Hart talks about Broadway as a refuge. Certainly that’s how he looked at it, as a magical place where the troubles of the world no longer matter. These days you may wonder what possesses people who are drawn to theatre, because it’s not the major American cultural force it once was. But there’s something about live performance, and the glamorous history that Hart writes about, which still attracts people to Broadway.

Let’s move onto The Season by William Goldman. Please tell us about this portrait of Broadway. What can we learn about how American commercial theatre works from reading it? Why is still relevant today?

This book is an exhaustively researched assessment of a single Broadway season in 1967-68. He interviewed pretty much everyone involved with every show. The book is useful even today, because it analyses every production that opened that season and uses each to illustrate a different point about Broadway, the various forms of theatre, and the economics of putting on a show. He also shows how difficult it is to make money. Most Broadway shows never turn a profit, which makes it a very strange business but for the fact that a lot of people make money on shows that don’t return the investment of their producers.

Some of what Goldman has to say is dated. For instance, he puts forward the notion that William Inge, Tennessee Williams and Edward Albee – who were all gay – didn’t do a good job of writing about relationships between men and women, which is absurd. But aside from the anachronistic attitudes that crop up, the writing is frank, funny and entertaining. You get a sense of what was going on backstage. It’s really compelling.

The Season

covers a transitional moment in Broadway history. What was changing, and what has changed since then?

It was written at a time when the influence of Broadway on American culture had already begun to wane. In an early chapter he notes that the movie The Graduate, which opened during this period, out-grossed all of Broadway theatre during that season.

Through the 50s, the theatre maintained its importance in American culture. But by the late 60s, the culture was being upended. Producers and writers were desperately trying to figure out how to either find new audiences or keep the audience they had left. Some of the shows produced during that season – comedies about counterculture and the generation gap – reflect that desperation. Jean Arthur, an old-time film actress, appeared in one show called The Freaking Out of Stephanie Blake, about a spinster from the sticks who comes to New York to rescue her niece from hippies. Apparently, it was as shockingly bad as it sounds. I think it never even opened. But there were a few shows like it that season.

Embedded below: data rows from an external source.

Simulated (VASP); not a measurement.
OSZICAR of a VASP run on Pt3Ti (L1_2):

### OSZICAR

Plays were already in danger, they were already having shorter runs. The long runs of successful musicals was a phenomenon that was just starting with Fiddler on the Roof, Hello Dolly and Man of La Mancha. A decade or two before, a long-running musical like Oklahoma! only lasted for a few hundred performances. These days, musicals run for five, eight, 10 years.

Let’s discuss a book by the master of modern musicals. Finishing the Hat is the first volume of the collected lyrics of Stephen Sondheim. Please tell us about the man and the book.

Stephen Sondheim’s appeal cuts across cultural hierarchies – he elevated the art form. He has never been immensely popular. A lot of his shows haven’t been very successful, financially. But he is the living master of American musical theatre.

The meat of this book is described by its subtitle: Collected Lyrics (1954-1981) with Attendant Comments, Principles, Heresies, Grudges, Whines and Anecdotes. A lot of lyrics collections have been published over the years, but this book is particularly valuable because Sondheim put it together himself and it’s full of insights into his craft. This is one of those books which you can’t stop reading once you start, mainly because of the notes.

Sondheim gives the story of how various songs and shows were put together. Let me give you one example. The famous opening number of A Funny Thing Happened on the Way to the Forum was originally a song called “Invocation”. Then it was “Love is in the Air”. Both of them, he says, weren’t working, so the whole show wasn’t working. One of the things he learned from [Broadway lyricist] Oscar Hammerstein, who was his mentor, was that a show has to work from the start. The opening number is of primary importance. Another lesson that Hammerstein taught him was to tell the audience exactly what the show was about. So he wrote “Comedy Tonight”, which is remembered as one of the great opening numbers in musical theatre.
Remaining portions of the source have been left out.